Allowing a country with a history of deceit to maintain a nuclear infrastructure assures the failure of any deal absent a very aggressive and transparent inspection regime. Iran has been caught cheating too many times to be trusted not to act covertly.

While conceding nothing, Iran is seeking a more rapid timetable for lifting remaining sanctions.

Instead, President Barack Obama should heed the demands from both Republicans and Democrats in Congress and tighten the screws on Iran until it gets serious about these talks.

The president has suggested he once again will bypass Congress to do the accord with Iran by executive order. That’s a mistake. Iran obviously sees Obama as a pushover; it knows, however, that it faces a tougher obstacle in Congress.

With the easing of sanctions, Iran’s economy is growing for the first time in two years. The threat of a return to tougher economic penalties would focus Iran’s attention during this extension, and give the administration more leverage.

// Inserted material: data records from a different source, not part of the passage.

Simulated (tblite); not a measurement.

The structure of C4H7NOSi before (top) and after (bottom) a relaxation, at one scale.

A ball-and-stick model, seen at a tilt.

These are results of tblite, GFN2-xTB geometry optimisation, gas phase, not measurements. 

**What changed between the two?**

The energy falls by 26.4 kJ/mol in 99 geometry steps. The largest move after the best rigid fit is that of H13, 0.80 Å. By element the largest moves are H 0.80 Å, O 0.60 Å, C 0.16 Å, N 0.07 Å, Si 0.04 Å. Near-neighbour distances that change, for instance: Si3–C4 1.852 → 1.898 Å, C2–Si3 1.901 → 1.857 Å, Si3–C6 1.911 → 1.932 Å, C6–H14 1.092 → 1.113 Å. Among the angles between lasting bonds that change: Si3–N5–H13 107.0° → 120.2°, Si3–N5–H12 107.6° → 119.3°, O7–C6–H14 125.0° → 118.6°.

The U.S. and its partners — the five permanent United Nations Security Council members, plus Germany — must honestly assess whether the Iranian negotiating team even has the power to make a deal. So far, the negotiators seem to be teasing the partners to win relief from sanctions, without any signal Iran’s Supreme Leader, Ayatollah Ali Khamenei, will sign on.

Having entered into negotiations with an untrustworthy and insincere partner, the United States now must figure out how to conclude the bargaining without leaving Iran in a better position to realize its nuclear ambitions.